26 Nov 2020
Jaanika Peerna discusses her new 'March Solace' works
Unframe London

In this exclusive interview, Jaanika Peerna talks to Unframe about her exciting new body of work ‘March Solace Series’. A body of work that is a personal response to the climate crisis.
In March of this year, Jaanika Peerna made an intimate and personal body of work, her ‘March Solace’ series. In this interview, she discusses this new series of work in detail. Unframe had the privilege of speaking with Jaanika during this period. This was just after she had spent some time in isolation, in her studio, making these works. She showed these new works to us and then shared them with the Unframe community in an online talk in June.
‘March Solace’ Series
The new performative drawings on blown-up photographic images of her sculptural works are complex works. They address the issues of climate change. This has been so central to her practice over the last few years. Mirroring the layers of the ice in glaciers, and referencing their slow disappearance. They embody layering of time and personal history. There is a sense of ambiguity to the layering. The new drawings connect intricately to her performative work. Yet these are private pieces, that become like a private grieving on the climate emergency.
ZF: We are discussing your new drawings, ‘March Solace’ series, an intimate and personal body of work. This is a new series of work that you started just as New York, and the world, went into lockdown. I had the privilege of doing an online studio visit with you in the first week of April, just after you had spent some time in isolation, in your studio, making these works. You kindly showed them to me and I was blown away. Although the concept and idea had been in your head for a while Jaanika, it took this moment, this global trauma, to be the catalyst for you to make this work. Can you talk about the circumstance of how this work came about?

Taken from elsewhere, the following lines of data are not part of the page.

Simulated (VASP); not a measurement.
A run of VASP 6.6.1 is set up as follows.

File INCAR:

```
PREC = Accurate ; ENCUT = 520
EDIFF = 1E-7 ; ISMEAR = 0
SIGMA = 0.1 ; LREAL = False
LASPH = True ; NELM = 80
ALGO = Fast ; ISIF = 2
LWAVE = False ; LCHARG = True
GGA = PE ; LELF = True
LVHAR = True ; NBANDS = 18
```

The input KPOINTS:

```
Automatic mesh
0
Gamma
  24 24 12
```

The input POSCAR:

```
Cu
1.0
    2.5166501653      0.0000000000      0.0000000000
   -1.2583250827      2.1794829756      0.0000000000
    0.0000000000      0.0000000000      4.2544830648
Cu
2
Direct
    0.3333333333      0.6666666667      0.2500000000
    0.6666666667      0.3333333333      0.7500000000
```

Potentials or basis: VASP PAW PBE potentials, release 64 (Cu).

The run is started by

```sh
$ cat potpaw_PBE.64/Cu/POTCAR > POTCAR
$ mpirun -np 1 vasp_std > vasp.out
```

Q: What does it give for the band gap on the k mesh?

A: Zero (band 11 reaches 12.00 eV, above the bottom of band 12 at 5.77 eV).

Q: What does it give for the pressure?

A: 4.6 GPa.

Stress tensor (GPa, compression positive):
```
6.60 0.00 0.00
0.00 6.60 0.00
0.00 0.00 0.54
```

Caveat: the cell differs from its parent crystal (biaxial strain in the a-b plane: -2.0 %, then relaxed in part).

“Some things we never know how they change things…. I have had this body of work in mind for a while, it’s been cooking for over two years. Oddly enough, towards the end of March and April, it grew into something that I’m now ready to show to the world.” JP
JP: What do you do if you are a performance artist, which I have been increasingly recently, working with audiences in different settings and more collectively… And here we now all are in our own space? I was sitting with what I had in the studio here. Having left New York City to go to the quieter Hudson Valley, where I have worked and lived for many years. I started looking at these pieces and looking into how they are made. There are layers and layers of my past actions embedded into the works. And it did require this quiet moment for it to be made.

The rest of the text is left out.